Note that object references occupy 4 bytes of space in our object, not 8 like native pointers: on 64-bit platforms, HotSpot can, under certain conditions, compress the references. The speed penalty caused by decoding compressed references ranges from none to minuscule on common platforms, so this saves memory and improves cache utilization at very little cost.
Most importantly, though, object initialization is as simple as it gets: after filling the object header, the fields are initialized with simple memory stores. There are no garbage collector write barriers of any kind here: the compiler realized it's storing fields of a freshly-allocated object, which must be in the young generation by definition, so barriers can be safely elided.

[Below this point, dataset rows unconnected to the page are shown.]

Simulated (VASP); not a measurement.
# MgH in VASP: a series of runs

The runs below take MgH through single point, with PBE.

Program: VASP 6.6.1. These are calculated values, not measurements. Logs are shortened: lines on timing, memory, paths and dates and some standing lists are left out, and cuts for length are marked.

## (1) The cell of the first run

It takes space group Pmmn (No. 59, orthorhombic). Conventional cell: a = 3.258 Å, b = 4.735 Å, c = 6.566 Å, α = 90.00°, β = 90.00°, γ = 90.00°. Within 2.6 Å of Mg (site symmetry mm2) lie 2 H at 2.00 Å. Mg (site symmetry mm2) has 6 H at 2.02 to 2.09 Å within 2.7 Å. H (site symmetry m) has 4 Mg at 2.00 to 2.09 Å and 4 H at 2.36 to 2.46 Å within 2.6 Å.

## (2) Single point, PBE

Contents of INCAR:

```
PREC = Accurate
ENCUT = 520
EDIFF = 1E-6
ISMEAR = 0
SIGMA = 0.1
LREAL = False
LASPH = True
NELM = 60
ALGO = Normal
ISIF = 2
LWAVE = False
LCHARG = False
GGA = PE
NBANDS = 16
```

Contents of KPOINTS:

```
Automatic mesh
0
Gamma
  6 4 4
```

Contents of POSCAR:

To show that barrier elision is an optimization, we can tell the runtime to not inline the constructor of our record and look at its disassembly, here with the parallel garbage collector, because its intergenerational write barrier is relatively simple:
x86 assembly
constructor_disabled_inlining:
sub rsp, 24
mov [rsp + 16], rbp ; probably should've been a push
mov [rsi + 12], edx ; store the integer field
mov r10, rsi ; copy the address for card table marking
mov r11, rcx
mov [rsi + 16], r11d ; store field one…
shr r10, 9 ; compute card table entry index
mov [rsi + 20], r8d ; …two…
mov r8, r9
mov [rsi + 24], r8d ; …three…
mov r8, rdi
mov [rsi + 28], r8d ; …and finally four
mov r11, 0x7F1ACAE2F000 ; card table base address
mov [r11 + r10], r12b ; mark card table entry (r12 = 0)
add rsp, 16
pop rbp ; see, told you saving rbp should've been a push
cmp rsp, [r15 + 0x338] ; poll stack watermark barrier
ja .stack_watermark_safepoint
ret
We can clearly see a card-marking write barrier at the end. A more naïve compiler would emit a barrier after every write of a reference field, and the baseline compiler C1 does exactly that, but C2 was able to coalesce those barriers into one.
.NET generated code
x86 assembly
Build:
push rdi
push rsi
push rbx
sub rsp, 32
mov esi, edx ; save the integer value for later
test ecx, ecx ; reached base case?
jge .recursive_call
xor eax, eax
add rsp, 32
pop rbx
pop rsi
pop rdi
ret
.recursive_call:
dec ecx
mov edx, esi
call stub_for_Build ; which is just "jmp Build"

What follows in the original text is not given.